More women in leadership reflects the real world, and it’s good for business
The results are in, and its official, organisations with women in leadership roles are more profitable so while it’s disappointing that there aren’t more female senior managers, it’s also bad for business.
In 2015-16 just over a third of all managers in Australia were women, and although around 40% of non-senior managers were women, that dropped to 16.3% by the time it got to the CEO headcount.
Some industries fare better than others; retail with an industry average of 41% female executives, is well above the average of 23.2% across Australia’s top 2000 companies, according to CommBank Retail Insights 2016. Although the larger the retail business, the fewer female executives it's likely to have.
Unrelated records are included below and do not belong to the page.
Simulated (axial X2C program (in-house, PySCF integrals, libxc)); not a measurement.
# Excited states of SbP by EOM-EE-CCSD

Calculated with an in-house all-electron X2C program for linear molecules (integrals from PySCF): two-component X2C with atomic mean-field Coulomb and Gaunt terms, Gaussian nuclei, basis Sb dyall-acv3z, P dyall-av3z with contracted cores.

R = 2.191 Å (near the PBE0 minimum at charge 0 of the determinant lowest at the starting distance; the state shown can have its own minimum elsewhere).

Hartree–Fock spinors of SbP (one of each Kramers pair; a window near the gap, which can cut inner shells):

Recognising the issue is half the battle, but helping women break through the glass ceiling needs a more coordinated approach to the recruitment and retention of female talent.
In case of emergency break glass
Breaking through the glass ceiling means overcoming barriers such as employer bias, outdated gender stereotypes about ambition and flexibility, recruiting for potential as well as actual skills, setting targets for gender diversity, and closing the pay gap.
That starts with how organisations, and their HR teams, attract and retain their female talent pool.
Recent global research by PWC identified eight key themes that directly affect gender diversity in the workplace through recruitment and retention processes:
- Employer bias in favour men
- Employer trends towards an inclusive attraction and selection process
- The active fight for female talent
- Opportunities for career progression that don’t rely on outdated stereotypes
- An organisational culture that genuinely reflects diversity
- Recognising and recruiting for potential, not just actual skills
- Proactive policies to close the gender pay gap
- Realising the potential of digital technology and data analytics to create a more inclusive recruitment process
What does this mean in practice?
When it comes to explaining why more experienced women don't find their way into senior roles, employers and candidates think differently. Employers tend to blame external factors such as a lack of skills, a lack of talented candidates, or that their industry is not attractive to women.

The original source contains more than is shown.